Turkey has joined the growing list of Western countries expelling Syrian diplomats by ordering all Syrian envoys in the capital Ankara to leave the country within 72 hours.
A former ally of President Bashar al-Assad's regime, Turkey and its ruling Justice and Development Party (AKP) of Recep Tayyip Erdogan has become a harsh critic of the Syrian government and its bloody crackdown on civilians. Turkey's expulsion is the most significant so far, according to experts.
"It is impossible for us to remain silent and unresponsive in the face of this act, which can be regarded as a crime against humanity. This grave crime against humanity by those who were involved in a mass massacre cannot go unpunished. It is the responsibility of the international community to give a necessary and unified response to this nefarious massacre," Turkey's foreign ministry said in a statement.
Syria faces international criticism and pressure for its role in the Houla massacre, in which 108 people, including 49 children and 34 women, were murdered.
Several countries, including Germany, Italy, Spain, Australia, Britain and the United States, have also expelled Syrian diplomats since the massacre.
But experts argue that the expulsions will send out the wrong message to the Assad regime.
Syria's state-run media has dismissed the move as "unprecedented hysteria". The government's al-Thawra newspaper, for instance, stigmatised the decision, calling it an "escalation that aims to besiege Annan's plan and inflame a civil war".
The UN's human rights council is due to hold a special session on Syria to discuss the Houla massacre.
The session, which will be the fourth since Syria has been hauled before the UN rights body, has been pushed by the US, Qatar, Turkey and the European Union.
During a recent UN security council meeting, Russia and China reaffirmed their opposition to military intervention in Syria.
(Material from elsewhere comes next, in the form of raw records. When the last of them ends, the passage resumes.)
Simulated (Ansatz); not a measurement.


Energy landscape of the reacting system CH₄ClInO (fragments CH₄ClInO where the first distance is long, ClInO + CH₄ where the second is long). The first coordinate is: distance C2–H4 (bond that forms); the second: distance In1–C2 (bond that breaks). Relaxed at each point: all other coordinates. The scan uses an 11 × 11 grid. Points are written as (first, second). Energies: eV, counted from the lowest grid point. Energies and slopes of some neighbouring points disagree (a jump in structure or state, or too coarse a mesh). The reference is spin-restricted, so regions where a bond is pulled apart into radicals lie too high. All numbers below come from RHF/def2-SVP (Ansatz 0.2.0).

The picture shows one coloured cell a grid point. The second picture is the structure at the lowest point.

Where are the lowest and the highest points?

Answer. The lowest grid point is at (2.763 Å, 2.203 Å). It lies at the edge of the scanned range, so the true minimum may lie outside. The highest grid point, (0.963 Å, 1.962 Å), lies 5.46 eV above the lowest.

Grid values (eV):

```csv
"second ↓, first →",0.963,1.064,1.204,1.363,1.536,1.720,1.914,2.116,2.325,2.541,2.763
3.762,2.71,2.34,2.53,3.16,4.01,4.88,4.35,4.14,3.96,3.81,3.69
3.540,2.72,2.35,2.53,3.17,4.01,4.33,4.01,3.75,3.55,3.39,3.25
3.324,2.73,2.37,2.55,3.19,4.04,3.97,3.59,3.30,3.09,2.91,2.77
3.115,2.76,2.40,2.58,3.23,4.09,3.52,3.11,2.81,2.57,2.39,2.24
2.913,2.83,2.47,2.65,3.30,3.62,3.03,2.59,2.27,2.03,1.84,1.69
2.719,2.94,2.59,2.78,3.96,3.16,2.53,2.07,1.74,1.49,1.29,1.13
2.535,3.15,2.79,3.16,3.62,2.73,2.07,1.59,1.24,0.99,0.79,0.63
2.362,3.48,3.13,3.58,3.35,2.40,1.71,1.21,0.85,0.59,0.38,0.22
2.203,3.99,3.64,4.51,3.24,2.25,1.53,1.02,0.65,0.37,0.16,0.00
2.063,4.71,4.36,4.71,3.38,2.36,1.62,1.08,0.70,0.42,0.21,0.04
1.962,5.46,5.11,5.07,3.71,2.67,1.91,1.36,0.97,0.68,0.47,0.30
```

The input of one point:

"Russia is categorically opposed to military intervention in Syria and believes it would be premature for the UN security council to consider new measures at present," Russia's deputy foreign minister Gennady Gatilov said.
"China opposes military intervention and does not support forced regime change. The fundamental route to resolving [the crisis] is still for all sides to fully support Annan's mediation efforts," China's foreign military spokesman Liu Weimin said.